Kirby and her collaborators interviewed 27 autistic youth, aged 12 to 17, to understand how they perceive adulthood and prepare for the future.

“I think it is important to engage the youth in conversation about their own lives,” Kirby said. “Asking these questions provide us an opportunity to open doors to develop effective interventions.”

What did these kids have to say?

In response to the question “How will you know when you are an adult,” one respondent stated, “when you are required to make all of the decisions on your own.” In general, the participants often equated adulthood with productive activities, such as having a job, caring for self and others, and handling difficult situations.

In addition, most adolescents saw achieving adulthood through a step-by-step process. One participant stated, “I am going to have a puppy child before a real child.” Several participants aligned their future plans to mimic family members, seeking out similar career opportunities. Participants also spoke favorably about employment characteristics when discussing their future job opportunities. One participant stated, “I’m kind of interested in going into the construction industry because you get all the big toys there, but in robotics you get all the cool toys.

“There was an idea that people with autism were going to be very rigid in their thinking, but I was impressed by range of ways that they talked about adulthood,” Kirby said. “I want to find a way to harness these conversations to help autistic adolescents find careers that might be exciting or interesting to them.”
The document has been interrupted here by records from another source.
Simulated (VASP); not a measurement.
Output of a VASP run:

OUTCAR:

The project confirms that adolescents’ voices, interest, and abilities should inform future interventions to support autistic youth and their families during this critical transition to adulthood. The results suggest that future interventions should consider a timeline to connect seemingly isolated goals, such as graduation, to long-term goals of a future career as the youth plan for their adult futures.

Anne Kirby, PhD, OTRL

Kirby noted that this study is limited by the minimal number of female voices, but she is heartened by the consistency she saw in the responses provided by youth who face a range of strengths and challenges.

“I am so impressed at how articulate the study participants were and the depth of thought that they gave to thinking about adulthood,” Kirby said.

Autism in Adulthood is a new scientific journal that incorporates review and feedback from an autistic adult volunteer before papers are published.